Governments focusing on fintech to create or change regulation and stimulate growth are increasingly turning towards crowdfunding as a fast-growing segment of alternative finance. Last week, the Australian government made a second attempt to introduce crowdfunding-specific legislation, after being deferred by the Senate earlier this year.

The first attempt failed after senators claimed that the Senate committee in charge of compiling the legislation had unfairly dismissed stakeholders’ concerns. The new bill has a few amendments from the original legislation, including expanding the size of the unlisted public companies that can access this type of funding from only those with less than $5 million in assets, to $25 million. If the legislation is passed, these small businesses will be able to raise up to $5 million in any 12-month period through crowdfunding platforms.

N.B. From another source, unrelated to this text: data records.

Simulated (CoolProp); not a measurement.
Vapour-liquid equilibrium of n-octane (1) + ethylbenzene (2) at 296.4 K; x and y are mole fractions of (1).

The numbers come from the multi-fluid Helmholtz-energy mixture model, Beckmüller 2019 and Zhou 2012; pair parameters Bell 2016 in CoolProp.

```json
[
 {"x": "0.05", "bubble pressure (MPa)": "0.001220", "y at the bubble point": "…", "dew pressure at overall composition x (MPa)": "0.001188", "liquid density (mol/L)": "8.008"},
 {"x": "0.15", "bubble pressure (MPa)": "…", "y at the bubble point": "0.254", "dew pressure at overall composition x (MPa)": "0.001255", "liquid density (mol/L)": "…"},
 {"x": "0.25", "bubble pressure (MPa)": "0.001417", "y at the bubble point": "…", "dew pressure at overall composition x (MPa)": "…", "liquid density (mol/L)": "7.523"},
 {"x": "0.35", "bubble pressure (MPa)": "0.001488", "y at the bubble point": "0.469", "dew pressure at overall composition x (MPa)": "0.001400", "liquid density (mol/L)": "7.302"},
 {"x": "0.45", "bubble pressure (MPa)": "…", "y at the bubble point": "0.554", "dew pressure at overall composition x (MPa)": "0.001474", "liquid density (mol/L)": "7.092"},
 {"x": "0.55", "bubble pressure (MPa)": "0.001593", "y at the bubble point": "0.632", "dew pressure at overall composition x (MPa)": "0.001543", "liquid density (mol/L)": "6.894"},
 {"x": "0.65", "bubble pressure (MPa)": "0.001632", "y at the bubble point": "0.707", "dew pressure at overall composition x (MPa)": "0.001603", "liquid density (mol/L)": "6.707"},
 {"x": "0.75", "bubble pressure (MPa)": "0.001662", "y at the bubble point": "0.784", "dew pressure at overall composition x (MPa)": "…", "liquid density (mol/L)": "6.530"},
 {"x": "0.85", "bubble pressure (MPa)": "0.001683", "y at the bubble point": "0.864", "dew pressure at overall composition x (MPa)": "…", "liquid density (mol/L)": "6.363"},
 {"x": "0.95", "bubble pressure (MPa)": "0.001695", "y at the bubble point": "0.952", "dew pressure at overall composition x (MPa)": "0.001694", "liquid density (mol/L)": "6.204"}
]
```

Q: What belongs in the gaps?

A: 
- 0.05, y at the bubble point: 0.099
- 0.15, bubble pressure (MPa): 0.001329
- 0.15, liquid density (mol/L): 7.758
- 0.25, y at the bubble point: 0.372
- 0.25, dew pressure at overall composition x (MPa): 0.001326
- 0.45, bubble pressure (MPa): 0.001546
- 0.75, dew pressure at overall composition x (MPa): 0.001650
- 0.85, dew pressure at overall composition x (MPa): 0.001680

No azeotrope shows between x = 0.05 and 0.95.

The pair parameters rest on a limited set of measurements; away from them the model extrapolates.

In addition, small businesses that decide to become public companies to take advantage of the new crowdsourced equity funding framework will be granted an exemption from certain corporate governance and reporting obligations for up to five year. Treasurer Scott Morrison said the bill is a commitment to back small and startup businesses help transition the Australian economy from the mining and investment boom to a more resilient and diversified economy that delivers jobs and growth to all Australians. He further added,

The legislation will complement the Turnbull government’s existing financial sector and innovation policies, including the push for an internationally competitive fintech industry, new tax incentives for angel investors and start-ups and changes to the tax treatment of crypto currencies.

Jonny Wilkinson, the co-founder of online equity crowdfunding platform Equitise which has been involved in the government’s consultation process on the new legislation, said these laws were just a beginning and added,

The industry continues to work closely with the government and Treasury to implement the most effective framework for private [proprietary] companies to be able to access capital through equity crowdfunding.